Three photos included with article with captions:
NINE YEARS AGO, on October 15, 1958, this picture of a cast made of the imprint of “Bigfoot” was published in The Standard. The 15-inch ruler at right indicates the print as being one inch longer. The picture was published in actual size in the newspaper as dramatic illustraion of the story that came out of the wilds of Humbodt county to attract world-wide interest.
JIM McCLARIN, zoology student at Humboldt State College and amateur sculptor, was so affect by viewing the Patterson movie of a supposed “Bigfoot” that he is planning his own expedition into the wilds of Northern Humboldt county. Here McClarin is shown last Summer working on his “Bigfoot” statue which he carved out of a redwood stump and present to the people of Willow Creek.

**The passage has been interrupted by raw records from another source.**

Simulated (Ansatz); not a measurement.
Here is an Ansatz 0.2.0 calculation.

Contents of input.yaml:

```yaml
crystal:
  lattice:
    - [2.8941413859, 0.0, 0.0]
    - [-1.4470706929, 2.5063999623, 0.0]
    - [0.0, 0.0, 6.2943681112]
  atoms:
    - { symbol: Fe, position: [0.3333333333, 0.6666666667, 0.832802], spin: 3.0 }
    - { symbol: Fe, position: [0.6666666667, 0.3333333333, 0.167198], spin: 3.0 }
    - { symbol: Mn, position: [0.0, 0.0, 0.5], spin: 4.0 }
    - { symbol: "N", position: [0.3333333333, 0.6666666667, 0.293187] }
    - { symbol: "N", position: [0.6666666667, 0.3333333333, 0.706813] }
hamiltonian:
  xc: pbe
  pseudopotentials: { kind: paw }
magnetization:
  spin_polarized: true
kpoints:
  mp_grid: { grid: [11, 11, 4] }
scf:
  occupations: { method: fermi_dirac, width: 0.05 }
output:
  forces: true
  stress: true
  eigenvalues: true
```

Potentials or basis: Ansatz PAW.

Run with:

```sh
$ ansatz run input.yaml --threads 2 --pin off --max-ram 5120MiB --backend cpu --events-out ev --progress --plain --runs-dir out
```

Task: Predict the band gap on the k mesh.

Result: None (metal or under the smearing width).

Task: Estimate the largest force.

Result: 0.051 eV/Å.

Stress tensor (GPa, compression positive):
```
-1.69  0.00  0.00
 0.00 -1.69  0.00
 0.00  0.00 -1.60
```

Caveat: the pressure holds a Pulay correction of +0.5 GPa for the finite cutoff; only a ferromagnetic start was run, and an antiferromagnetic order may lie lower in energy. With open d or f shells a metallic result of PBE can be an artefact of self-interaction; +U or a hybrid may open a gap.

ALSO NINE YEARS AGO, Bill Chambers (L), then an ENI reporter, now clerk for the county Board of Supervisors, and construction workers Ed Schillinger (C) and W.R. (Shorty) Wallace, went to the scene of the find of the imprints to make the casts. Reports of similar finds have been recorded from time to time since, though with lesser degrees of impact on the community and interested experts and scientists until the report that a strip of colored film had been taken of a “giant humanoid creature” in the Bluff Creek area a little more than just two weeks ago.